This is your brain on false sharing

Posted on Dec 5, 2023

In this post, I make the case for being aware of false sharing situations in go. While diving into the sync.Pool internals, I stumbled upon some structure padding, which I had never considered as very useful performance-wise. Here, we’ll have a succinct refresher about false sharing, a few examples with benchmarks, and try to draw conclusions from it.

Refresher

If you’re familiar with false sharing, skip to the next section. If you need more clarification on it, keep reading!
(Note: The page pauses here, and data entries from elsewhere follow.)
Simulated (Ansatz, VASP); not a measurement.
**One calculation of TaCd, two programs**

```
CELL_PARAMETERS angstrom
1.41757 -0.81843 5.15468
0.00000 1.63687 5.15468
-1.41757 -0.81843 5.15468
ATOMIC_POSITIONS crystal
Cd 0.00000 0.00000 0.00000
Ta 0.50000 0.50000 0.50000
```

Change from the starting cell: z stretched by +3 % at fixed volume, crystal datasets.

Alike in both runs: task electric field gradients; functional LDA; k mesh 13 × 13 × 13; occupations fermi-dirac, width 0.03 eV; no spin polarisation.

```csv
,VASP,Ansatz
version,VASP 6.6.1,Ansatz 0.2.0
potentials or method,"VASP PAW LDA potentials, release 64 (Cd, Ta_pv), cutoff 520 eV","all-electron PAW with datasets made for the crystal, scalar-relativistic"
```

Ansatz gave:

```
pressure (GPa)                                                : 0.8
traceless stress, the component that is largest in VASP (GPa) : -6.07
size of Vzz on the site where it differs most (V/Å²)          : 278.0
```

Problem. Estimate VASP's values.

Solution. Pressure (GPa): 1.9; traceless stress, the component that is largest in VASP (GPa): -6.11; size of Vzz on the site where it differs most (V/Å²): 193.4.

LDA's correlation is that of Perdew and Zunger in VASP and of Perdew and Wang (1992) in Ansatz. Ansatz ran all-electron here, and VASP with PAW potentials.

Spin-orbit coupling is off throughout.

Multiple caching layers within a CPU exist: you may have heard of L1, L2, and L3 caches. These memory chips are very close to the CPU and can be shared among cores or dedicated per core - the L3 cache is generally shared, and the L1 caches are per core. They are organized in cache lines, each of 64 bytes. These lines are the unit of transfer - meaning that they cannot be updated partially: a line is either valid, meaning it is a correct representation of memory, or it is invalid, in which case the whole line is replaced. You are probably familiar with distributed caches and know that cache invalidation is one of the complex parts. It is kind of the same between CPU cores: if a core is writing to memory, and that write invalidates cache lines in another core, they have to sync and arbitrate to reconcile the state of the cache. This issue I just described is the cause of false sharing: a cache line contains two or more items, one of which is modified, causing the whole line to be invalidated in another core depending on the unmodified items. In other words, false sharing is an inefficient use of cache lines. Multiple cores are forced to unnecessarily invalidate and reload data, leading to increased latency and reduced overall performance. This is an approximation, but it is accurate enough to understand the rest of the post.

Obvious demonstration

For this first example, we’ll set the scene for false sharing. Consider the following structures:

type someStruct struct {
    X int
}

type unalignedStruct struct {
    someStruct
}

type alignedStruct struct {
    someStruct

    pad [128 - unsafe.Sizeof(someStruct{})%128]byte
}

The structure someStruct contains just an int, which, in my case, is 8 bytes long. The unalignedStruct structure just embeds this one to clarify that we can fit many in a cache line. The alignedStruct has a pad field, which ensures it is precisely 128 bytes long, so it must fill one or two cache lines, depending on the cache line size (in most cases, this will fill two cache lines).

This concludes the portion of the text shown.